I made this short code to calculate the chances of a success rolling dice, and it worked very well... but not in big numbers. Se the code, I'll explain better below.
def calc_dados(f_sucessos = 1, faces = 6, n_dados = 1):
p_max = ((f_sucessos/faces)**n_dados) #chance de todos
fator = 1
p_meio = 0
for i in range(n_dados-1):
p_meio += (((f_sucessos/faces)**(n_dados-fator) * ((faces-f_sucessos)/faces)**(n_dados-(n_dados-fator))) * n_dados)
fator += 1
p = p_max + p_meio
return p*100
So, ok, it works, why not see how my chances are better in function of adding dice? More the dice, better the chance. So I made this tiny table with pandas:
f_sucessos = 1 # how many faces are success
faces = 2 # faces of the dice
n_dados = 10 # n de dados lançados
suc_list = []
for i in range(0,n_dados): suc_list.append(f_sucessos)
fac_list = []
for i in range(0,n_dados): fac_list.append(faces)
cha_list = []
for i in range(0,n_dados): cha_list.append(calc_dados(f_sucessos, faces, i+1))
df = pd.DataFrame(
{
"n_dados" : range(1,n_dados+1),
"faces" : fac_list,
"sucessos" : suc_list,
"chance" : cha_list
}
)
df
The results were very strange... So I wrote an coin probability table and tested as the coin was an 2 faced dice. The right table is this:
table of right brute force tested results
But if you use my code to create this table the result will be this:
table of the results of my code
Please, anybody can help me to understood why in a certain moment the probabilities just fall when they should be higher? For example:The chance of at least 1 'head' in 4 coins should be 93,75%, but my code says it is 81,25%...

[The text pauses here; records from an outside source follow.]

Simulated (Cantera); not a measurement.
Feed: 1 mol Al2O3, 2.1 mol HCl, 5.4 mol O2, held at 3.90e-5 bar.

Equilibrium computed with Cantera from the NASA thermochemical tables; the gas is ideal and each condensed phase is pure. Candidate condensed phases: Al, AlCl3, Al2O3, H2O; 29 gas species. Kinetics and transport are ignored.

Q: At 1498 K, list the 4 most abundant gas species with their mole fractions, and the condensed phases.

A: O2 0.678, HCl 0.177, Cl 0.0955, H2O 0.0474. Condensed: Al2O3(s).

To be honest, I don't get how exactly 'calc_dados' calculate the probability of a success rolling dice.
So instead, I implemented maybe a more naive approach:
First, we calculate the total of possible outcomes: outcomes_total = faces ** n_dados
Second, we calculate the successful outcomes: outcomes_success
At last: p = outcomes_success / outcomes_total
I'm going to add a mathematical proof behind my version of the function a bit later:)
from math import comb
def calc_dados(f_sucessos=1, faces=6, n_dados=1):
assert f_sucessos <= faces
outcomes_total = faces ** n_dados
outcomes_success = 0
f_fail = faces - f_sucessos
for i in range(1, n_dados + 1):
one_permutation = (f_sucessos ** i) * (f_fail ** (n_dados - i))
n_permutations = comb(n_dados, i)
outcomes_success += one_permutation * n_permutations
p = outcomes_success / outcomes_total
return p * 100
These are some testing results
Now my code, based on the images I posted is the sum of all exact chances to find the chance of at least 1 result.
Below the code I will comment the changes.
from decimal import Decimal
def dado(fs=1,ft=6,d=1,ns=1,exato=False):
'''
fs = faces success
ft = faces totals
d = n of dice rolled
ns - n of expected success
exato = True: chance of exact ns events, False: chance of at least ns events
'''
s = Decimal(str(fs/ft))
f = Decimal(str((ft-fs)/ft))
d_int = d
d = Decimal(str(d))
ns = Decimal(str(ns))
p_max = Decimal(str(s))**Decimal(str(d))
fator = 1
po_soma = 0
for i in range(d_int-1):
po = (Decimal(str(s))**(Decimal(str(d))-fator) * Decimal(str(f))**(Decimal(str(d))-(Decimal(str(d))-fator)))*Decimal(str(d))
po_soma += po
if exato == True:
p_max = 0
break
fator += 1
return f'{(p_max + po_soma)*100:.2f}%'
dado(1,2,5,1)
First - not a change, it still dont work well.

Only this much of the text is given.